A quick lunch at a Cracker Barrel, and where I bought a cup to keep at James and Elaine's so they'd know I'm coming back. It's black and white with a boy chicken on one side, and a girl chicken on the other. Then another stop at Publix to get stuff for dinner and home we went. It was a short day, a restful one, and a good thing since we have races tomorrow, the swap meet or flea market on Friday, and more races in the next few days.

At home we unloaded stuff from the car and by this time it had started pouring, the kind that soaks you within seconds, and we'd even seen some lightning. A good night to stay in for dinner and to stay in and rest up for the next few hectic days.

Start your engines and head to NASCAR, Feb. 21, 2012

Universal Studios here we come.

Up early today, early enough even to see the sunrise and had to snap a few photos. Then we had to get ready to rock and roll.

Morning view from James and Elaine's place.  Gorgeous.
A gorgeous sunrise at James and Elaine's (photo taken by Joe Hunt).
We headed out so we could arrive around 9 a.m., when the park opens. We had also made arrangements to meet with an old friend who used to work at Chugach, Carolyn Cooper, who we call Coop. But you know how the best of plans often go astray? Ours did. There was an accident that delayed us for a couple of hours, so we didn't get to the park until nearly noon.

Coop was driving a big dually, with a gas tank in it, so while we made a visual with her in the parking lot, she had to move her vehicle out to the RV parking area.

Joe met a friend as we headed to the park entrance.
We all went into the park, Elaine, Joe, Verlie, Jeff, Sue and me. It's a long walk, even from handicapped parking as we had Sue's mirror hanger, but they had the moving walkways which were great. We were on three of those before we got to where we walked and then entered the park.

When you first walk toward the entrance gates, there are shops, and music and just a general state of revelry, a party atmosphere, and fun. And we weren't even in the gate yet. It was exciting. One more day of excitement in this vacation of going, going, going, which I thrive on. No stopping and not much rest.

Going in.
Coop finally found us in the line, we got our tickets and we headed to the Islands of Adventure which is the location of Seuss Landing, the Lost Continent, the Wizarding World of Harry Potter, Jurassic Park, Toon Lagoon and Marvel Super Hero Island.

Not a great copy of the map, but you can see the general layout for our day's plan.

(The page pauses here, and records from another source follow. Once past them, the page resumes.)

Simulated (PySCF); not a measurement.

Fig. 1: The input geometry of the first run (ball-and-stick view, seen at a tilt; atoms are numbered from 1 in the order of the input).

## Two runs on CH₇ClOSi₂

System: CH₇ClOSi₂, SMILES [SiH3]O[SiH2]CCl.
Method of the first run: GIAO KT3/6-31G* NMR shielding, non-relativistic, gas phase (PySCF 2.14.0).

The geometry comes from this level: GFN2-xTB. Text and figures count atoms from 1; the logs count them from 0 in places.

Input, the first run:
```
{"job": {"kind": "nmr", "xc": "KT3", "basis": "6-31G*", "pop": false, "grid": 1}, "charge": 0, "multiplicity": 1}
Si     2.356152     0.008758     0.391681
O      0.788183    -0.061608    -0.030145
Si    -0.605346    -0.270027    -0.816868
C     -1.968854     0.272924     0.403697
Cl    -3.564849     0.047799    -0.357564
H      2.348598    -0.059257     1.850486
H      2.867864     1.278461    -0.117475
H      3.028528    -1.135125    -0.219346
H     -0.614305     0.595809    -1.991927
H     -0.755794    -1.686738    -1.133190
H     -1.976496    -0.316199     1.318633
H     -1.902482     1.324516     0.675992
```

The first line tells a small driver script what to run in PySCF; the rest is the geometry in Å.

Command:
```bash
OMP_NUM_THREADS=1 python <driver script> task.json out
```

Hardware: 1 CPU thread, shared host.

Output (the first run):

The tower entrance to Islands of Adventure.

Let the adventure begin.
We bypassed Seuss which was one of the cutest theme parks and I do love Seuss, but didn't want to stop, and Continent and headed to the Wizarding World of Harry Potter. This was why I was at Universal Studios. The whole Harry Potter thing, the books, the movies, are fascinating to me, and I've enjoyed them more than most other movies.

The Grinch ride.

More Seuss land.

The entrance to Hogwarts.
We walked up to the entrance to the park and just inside was the train that took the budding wizards to Hogwarts Castle. There was even a conductor so you could get the photo. This park is exceptional and so well done, right down to every detail, including the car in the tree. The park was shoulder-to-shoulder people since this is the most popular area of the park. We were told that J. K. Rowling had a hand in all the souvenirs and the park, and would not allow things to be sold that were not child-related, meaning no shot glasses. There were also no golf balls for Harry Potter. Sorry, Tom.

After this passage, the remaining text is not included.